The Gyrenes went ashore on a humid, muddy, malaria infested jungle island named Guadalcanal; initially to little resistance. Soon they were fighting for every inch of ground against an enemy that was more than willing to die. The battle would last for over six months, during which the Marines lived in muddy ditches, lived on what rations they could find and suffered nightly bombardment by the Imperial Japanese Navy…but they persevered, conquered and then, after buying the island with their blood, handed it over to the Army. Why was Guadalcanal so important?
The Japanese occupied Guadalcanal to build an airfield there. At the eastern most extremity of the Solomon Islands, the airfield would allow the Japanese to use long range aircraft to cut off supply lines to Australia.

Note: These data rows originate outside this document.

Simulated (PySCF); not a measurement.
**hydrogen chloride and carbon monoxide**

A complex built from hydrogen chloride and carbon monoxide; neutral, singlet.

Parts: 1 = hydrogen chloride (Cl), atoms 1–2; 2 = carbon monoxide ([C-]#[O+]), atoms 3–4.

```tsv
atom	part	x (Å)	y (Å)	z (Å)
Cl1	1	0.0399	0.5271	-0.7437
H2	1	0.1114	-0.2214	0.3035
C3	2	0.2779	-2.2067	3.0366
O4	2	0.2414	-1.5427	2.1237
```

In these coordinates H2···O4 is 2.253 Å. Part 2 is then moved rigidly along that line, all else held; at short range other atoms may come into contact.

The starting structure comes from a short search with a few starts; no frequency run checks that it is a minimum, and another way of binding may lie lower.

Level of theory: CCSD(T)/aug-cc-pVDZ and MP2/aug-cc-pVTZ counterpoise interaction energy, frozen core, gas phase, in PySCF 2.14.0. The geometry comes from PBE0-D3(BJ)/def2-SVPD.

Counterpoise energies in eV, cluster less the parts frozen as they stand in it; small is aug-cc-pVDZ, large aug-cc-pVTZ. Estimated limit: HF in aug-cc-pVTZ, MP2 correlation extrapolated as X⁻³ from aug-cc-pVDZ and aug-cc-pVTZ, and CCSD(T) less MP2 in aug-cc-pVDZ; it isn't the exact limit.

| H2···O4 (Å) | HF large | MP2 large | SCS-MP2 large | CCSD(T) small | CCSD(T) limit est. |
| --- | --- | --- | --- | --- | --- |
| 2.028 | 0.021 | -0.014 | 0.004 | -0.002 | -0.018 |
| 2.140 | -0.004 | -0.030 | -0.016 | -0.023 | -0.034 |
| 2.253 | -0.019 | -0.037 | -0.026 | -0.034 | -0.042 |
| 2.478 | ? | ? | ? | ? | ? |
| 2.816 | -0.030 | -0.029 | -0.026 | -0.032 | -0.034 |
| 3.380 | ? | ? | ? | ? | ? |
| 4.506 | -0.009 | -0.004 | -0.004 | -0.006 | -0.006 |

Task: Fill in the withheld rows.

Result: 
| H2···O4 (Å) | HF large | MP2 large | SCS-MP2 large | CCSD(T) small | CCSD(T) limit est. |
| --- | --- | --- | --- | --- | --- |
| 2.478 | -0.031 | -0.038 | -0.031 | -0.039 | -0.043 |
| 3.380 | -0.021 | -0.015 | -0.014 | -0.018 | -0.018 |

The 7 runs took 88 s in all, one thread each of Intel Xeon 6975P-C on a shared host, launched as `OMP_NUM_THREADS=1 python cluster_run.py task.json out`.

The Marines quickly took the airfield, and named it Henderson Field, after a Marine Captain that gave his life at another pivotal battle, Midway. The Marines struggled back and forth over Henderson for months, but held it…which meant that the Marine air and Navy air forces called The Cactus Airforce could defend the island from nightly bombardment and constant attempts at reinforcement by Japanese forces.
Both Navies lost 24 ships…most of which carpet “Iron bottom sound” off the coast of Guadalcanal and Savo Island. The months ahead would bring many important battles for the Navy and the Marines…but on this date in history, the United States Marines began the battle that proved their place in history.